Between 1948 and 1954 Escher created a series of planetoids and stars. These celestial bodies all appear to be set in the same science fiction world, a world that at first glance seems alien to the earthly, austere artist. The series began with the wood engraving Stars, which features two chameleons interlocked in a system of regular octahedrons.
This was followed by Double Planetoid in 1949 and Tetrahedral Planetoid in 1954. Two amazing works in which Escher creates a complete alien civilisation. Through these science fiction worlds Escher explores the possibility of (as he puts it) combining different sources of gravity and perspectives in a visually credible way. Depicting these multiple sources of gravity in an extraterrestrial setting makes them seem more logical and more easily conceivable.
On Double Planetoid he writes:
‘Two regular tetrahedrons that penetrate one another, float through space like a planetoid. The light-coloured one is inhabited by human beings who have completely transformed their region into a complex of houses, trees and roads. The darker tetrahedron has, of course, remained in its natural state, with rocks on which plants and prehistoric animals are living. The two bodies fit together to make a whole but they have no knowledge of each other.’

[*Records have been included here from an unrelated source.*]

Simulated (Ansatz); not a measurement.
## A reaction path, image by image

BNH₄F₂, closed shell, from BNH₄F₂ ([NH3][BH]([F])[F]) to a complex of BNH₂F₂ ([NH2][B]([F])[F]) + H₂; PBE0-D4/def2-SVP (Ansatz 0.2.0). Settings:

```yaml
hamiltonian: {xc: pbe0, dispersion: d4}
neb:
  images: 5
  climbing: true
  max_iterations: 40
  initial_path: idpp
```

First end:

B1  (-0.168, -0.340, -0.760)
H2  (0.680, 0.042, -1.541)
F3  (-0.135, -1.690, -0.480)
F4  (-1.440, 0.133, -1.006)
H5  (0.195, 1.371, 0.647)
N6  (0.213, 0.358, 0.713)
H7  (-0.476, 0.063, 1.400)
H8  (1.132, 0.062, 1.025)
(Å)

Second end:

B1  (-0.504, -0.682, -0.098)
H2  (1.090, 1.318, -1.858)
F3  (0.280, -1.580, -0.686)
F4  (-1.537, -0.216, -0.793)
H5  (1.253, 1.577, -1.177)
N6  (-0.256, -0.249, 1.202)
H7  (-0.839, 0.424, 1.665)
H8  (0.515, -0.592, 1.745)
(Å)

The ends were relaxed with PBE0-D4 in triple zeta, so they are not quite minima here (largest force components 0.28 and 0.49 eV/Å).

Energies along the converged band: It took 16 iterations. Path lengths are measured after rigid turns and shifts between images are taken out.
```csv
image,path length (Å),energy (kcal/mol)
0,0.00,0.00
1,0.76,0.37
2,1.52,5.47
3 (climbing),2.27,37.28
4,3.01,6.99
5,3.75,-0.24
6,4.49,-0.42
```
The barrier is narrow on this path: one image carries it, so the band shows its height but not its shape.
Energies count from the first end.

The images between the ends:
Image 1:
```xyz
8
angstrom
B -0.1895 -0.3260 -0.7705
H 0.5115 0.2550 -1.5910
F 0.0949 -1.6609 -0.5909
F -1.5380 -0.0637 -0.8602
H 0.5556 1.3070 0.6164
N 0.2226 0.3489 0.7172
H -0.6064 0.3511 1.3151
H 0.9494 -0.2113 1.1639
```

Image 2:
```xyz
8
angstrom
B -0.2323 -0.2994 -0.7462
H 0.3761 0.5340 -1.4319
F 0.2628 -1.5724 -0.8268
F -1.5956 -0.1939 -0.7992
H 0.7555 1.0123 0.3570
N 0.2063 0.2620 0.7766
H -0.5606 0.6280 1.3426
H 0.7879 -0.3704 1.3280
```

The two worlds are one but at the same time completely separate. The animal world, including a tyrannosaurus and a triceratops as well as an ibex, exists in a tree-covered and wild green rock world. The human world is interwoven through it, but the paths on which those people move are elevated above the wilderness. The animals in turn cross the human world through a series of caves and passages. It is an extremely ingenious construction, in which distance, perspective and gravity all seem to become relative
In this series, Escher makes the impossible acceptable and visible in an entirely logical way.